Originally Posted by

**Bald Student**
I can answer two of these for you but do you mind if I ask what grade you're in?

Bigger disk breaks have more stopping power because of what's called the 'Law of the Lever'. The disk turns about its centre and the stopping force from the break pad is at the rim. The bigger breaks have a bigger radius and the 'stopping power' called torque is equal to the force from the breaking pads multiplied by their distance from the centre, i.e. the radius of the disk. The bigger the disk's radius, the bigger the torque.

The question about why a moving bike stays up is much harder (and it's why I asked your grade. I didn't learn it until I got to college). Anything which travels in a circle experiences a force away from the centre of the circle, this is called a centrifugal force. For example, the centrifugal force is what stops the planets from falling into the Sun, the gravity of the Sun pulls them in but since they're travelling in circles their centrifugal force pushes them back out and cancels out the Sun's gravity.

This is also why you have to lean your bicycle to the side when you take a corner quickly. When you take a corner you are traveling in a part of a circle and the **centrifugal** force pushes you away from the direction you are turning. By leaning into the corner you cancel out the force pushing you away from it.

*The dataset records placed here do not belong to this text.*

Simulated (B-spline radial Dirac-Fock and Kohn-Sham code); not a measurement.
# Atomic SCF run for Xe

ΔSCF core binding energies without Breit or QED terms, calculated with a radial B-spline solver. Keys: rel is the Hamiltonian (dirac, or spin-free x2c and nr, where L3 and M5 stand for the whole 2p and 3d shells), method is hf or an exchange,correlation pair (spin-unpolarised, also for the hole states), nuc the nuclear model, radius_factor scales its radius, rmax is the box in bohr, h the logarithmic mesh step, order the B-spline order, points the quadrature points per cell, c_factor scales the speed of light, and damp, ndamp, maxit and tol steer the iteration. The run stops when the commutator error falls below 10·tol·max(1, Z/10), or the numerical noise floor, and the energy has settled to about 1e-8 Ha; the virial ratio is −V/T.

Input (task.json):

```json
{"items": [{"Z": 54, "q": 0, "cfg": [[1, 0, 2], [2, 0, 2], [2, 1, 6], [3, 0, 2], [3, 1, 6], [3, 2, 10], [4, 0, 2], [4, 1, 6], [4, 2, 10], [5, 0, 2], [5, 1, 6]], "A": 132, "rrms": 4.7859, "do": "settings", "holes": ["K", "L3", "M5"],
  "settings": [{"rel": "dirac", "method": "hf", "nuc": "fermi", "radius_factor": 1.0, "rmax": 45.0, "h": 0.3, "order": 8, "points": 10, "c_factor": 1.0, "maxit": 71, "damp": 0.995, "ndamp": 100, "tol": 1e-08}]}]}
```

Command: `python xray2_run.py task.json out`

When you ride along on the straight your bike naturally tends to fall one way or the other, the same as it would if it was still but since you're on it you can turn the handlebars a little to either side to turn in a very small part of a circle and use this **centrifugal **force to push you back up again. You can see this if you cycle in a straight line along wet grass. If you look back at your track you'll see that you were actually turning a little bit from side to side all the time.

The reason you can't balance on your bike when you're stopped is because when you turn the handlebars you're still not moving so you don't get any **centrifugal** force.

Let me know if you understand that and if you do I'll tell you some more.